Terracotta Discussion Forums (LEGACY READ-ONLY ARCHIVE)

Hi,
I have a problem when tc client got lots of concurrent requests :
Code:

 2008-09-02 11:11:07,298 [TCComm Main Selector Thread] INFO com.tc.net.core.TCConnectionManager - error event on connection com.tc.net.core.TCConnectionJDK14@745028604: connected: true, closed: false local=127.0.0.1:27868 remote=127.0.0.1:9510 connect=[Tue Sep 02 10:55:57 CST 2008] idle=728ms [90549 read, 8598825 write]: Broken pipe

tc client disconnected with tc server after that,and all the threads to handle the requests blocked to wait the reponses of tc.

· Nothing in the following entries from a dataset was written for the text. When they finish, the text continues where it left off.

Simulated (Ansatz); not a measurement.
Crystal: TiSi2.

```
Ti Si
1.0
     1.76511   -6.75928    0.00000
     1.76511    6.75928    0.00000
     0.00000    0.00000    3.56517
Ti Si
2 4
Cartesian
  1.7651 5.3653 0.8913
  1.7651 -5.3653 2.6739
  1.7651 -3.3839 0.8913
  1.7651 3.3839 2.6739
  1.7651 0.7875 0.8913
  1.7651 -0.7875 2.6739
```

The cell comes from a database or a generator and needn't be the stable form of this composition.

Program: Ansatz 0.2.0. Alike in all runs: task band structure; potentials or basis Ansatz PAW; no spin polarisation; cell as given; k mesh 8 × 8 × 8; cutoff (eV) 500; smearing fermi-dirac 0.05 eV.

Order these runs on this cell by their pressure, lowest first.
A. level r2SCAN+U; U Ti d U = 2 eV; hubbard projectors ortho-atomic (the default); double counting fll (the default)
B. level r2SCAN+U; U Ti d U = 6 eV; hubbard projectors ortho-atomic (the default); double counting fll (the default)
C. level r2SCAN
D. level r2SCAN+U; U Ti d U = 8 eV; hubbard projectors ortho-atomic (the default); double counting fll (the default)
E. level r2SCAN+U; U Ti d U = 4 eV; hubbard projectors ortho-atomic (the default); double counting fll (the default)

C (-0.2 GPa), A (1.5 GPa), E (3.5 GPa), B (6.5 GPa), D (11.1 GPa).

BTW,I am using terracotta-2.6.2 with the module of EHCache.

i got this error again today

Code:

 2008-09-02 19:34:10,555 [TCComm Main Selector Thread] INFO com.tc.net.core.TCConnectionManager - error event on connection com.tc.net.core.TCConnectionJDK14@1688936871: connected: true, closed: false local=192.168.0.216:62066 remote=192.168.0.216:9510 connect=[Mon Sep 01 11:49:53 CST 2008] idle=117ms [39108458 read, 623439915 write]: Broken pipe
 2008-09-02 19:34:11,248 [TCComm Main Selector Thread] WARN com.tc.net.core.CoreNIOServices - Exception trying to shutdown socket output: Transport endpoint is not connected

Ok. It will help if you explain the environment and situation in more detail.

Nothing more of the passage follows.